In the digital economy era, AI and big data technologies are reshaping the global industrial landscape. According to a McKinsey report, the global AI market will reach $1.5 trillion in 2024, with a compound annual growth rate (CAGR) exceeding 25%. International Data Corporation (IDC) predicts that global spending on big data analytics will exceed $300 billion over the next two years, driving exponential growth in demand for data center servers.
At the heart of all this is server motherboards—they serve as the "brains" of AI systems. Consequently, the printed circuit boards (PCBs) used for AI computing have become the lifeblood of the electronics industry. These motherboards must host high-speed chips like CPUs and GPUs, ensuring real-time processing of massive amounts of data. However, the design and manufacturing requirements for these PCBs are extremely high: they require a 18-layer, 4-8-level HDI (high-density interconnect) structure and high-frequency, high-speed materials as the substrate. Unfortunately, manufacturers capable of producing these high-end PCBs are currently scarce, especially in the areas of prototype and small-batch manufacturing, severely hindering the pace of innovation in the AI era.

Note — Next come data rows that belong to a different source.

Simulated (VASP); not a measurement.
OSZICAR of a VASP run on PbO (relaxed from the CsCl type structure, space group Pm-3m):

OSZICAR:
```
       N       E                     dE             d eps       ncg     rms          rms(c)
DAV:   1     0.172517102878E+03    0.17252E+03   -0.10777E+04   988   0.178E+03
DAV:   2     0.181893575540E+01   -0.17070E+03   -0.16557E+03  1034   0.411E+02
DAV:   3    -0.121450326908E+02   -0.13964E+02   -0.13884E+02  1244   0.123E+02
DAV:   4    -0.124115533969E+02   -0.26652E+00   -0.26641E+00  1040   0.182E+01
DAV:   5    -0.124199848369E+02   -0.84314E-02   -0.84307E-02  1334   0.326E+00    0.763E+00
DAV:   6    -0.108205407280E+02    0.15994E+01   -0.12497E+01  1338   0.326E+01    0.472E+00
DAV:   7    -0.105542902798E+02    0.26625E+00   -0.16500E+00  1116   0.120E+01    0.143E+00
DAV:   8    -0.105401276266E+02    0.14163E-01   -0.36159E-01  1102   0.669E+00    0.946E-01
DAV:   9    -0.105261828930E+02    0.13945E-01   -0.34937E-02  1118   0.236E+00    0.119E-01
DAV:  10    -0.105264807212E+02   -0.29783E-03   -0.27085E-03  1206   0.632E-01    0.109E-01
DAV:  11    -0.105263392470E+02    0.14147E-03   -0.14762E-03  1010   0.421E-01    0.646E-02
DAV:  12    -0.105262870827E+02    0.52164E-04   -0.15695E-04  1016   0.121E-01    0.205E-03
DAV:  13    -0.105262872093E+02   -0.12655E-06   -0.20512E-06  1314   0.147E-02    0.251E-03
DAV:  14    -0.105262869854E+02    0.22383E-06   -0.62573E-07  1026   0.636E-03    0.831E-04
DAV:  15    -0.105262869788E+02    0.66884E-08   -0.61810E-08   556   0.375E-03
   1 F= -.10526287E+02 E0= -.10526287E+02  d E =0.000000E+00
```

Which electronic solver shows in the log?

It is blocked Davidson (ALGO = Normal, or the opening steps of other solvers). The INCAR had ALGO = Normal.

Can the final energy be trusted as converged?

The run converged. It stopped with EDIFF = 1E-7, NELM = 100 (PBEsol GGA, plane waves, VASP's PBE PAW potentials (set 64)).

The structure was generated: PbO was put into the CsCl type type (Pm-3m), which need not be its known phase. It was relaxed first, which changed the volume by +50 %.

As a leading company with a decade of experience in HDI PCB manufacturing, MASSIVE PCB has focused on high-reliability and high-precision manufacturing.We have continuously enhanced our technology in the field of small- medium-volume manufacturing, gradually filling gaps in several challenging HDI PCB manufacturing processes. Leveraging a decade of expertise in fine-wire and microvia technologies.
This article will start with the current state of the AI trend, deeply analyze the characteristics of server substrate PCBs, supply bottlenecks, and solutions provided by MASSIVE PCB, and look forward to the future development blueprint. It calls on the industry to work together to promote the transformation of the AI electronics industry and contribute its valuable strength to the domestic substitution of large server substrates.
Industry status and demand data
Artificial intelligence and big data technologies are now entering large-scale commercial use. IDC data shows that the global AI server market will reach US$30.7 billion in 2023, a year-on-year growth of 35.6%. It is projected to exceed US$90 billion by 2028, with a compound annual growth rate of 24%. Cluster servers used for training large models place particularly stringent hardware requirements, requiring each GPU node to be equipped with an ultra-high-performance motherboard. For example, NVIDIA's DGX SuperPOD system uses an 8-level HDI PCB motherboard to support petabyte-level data throughput.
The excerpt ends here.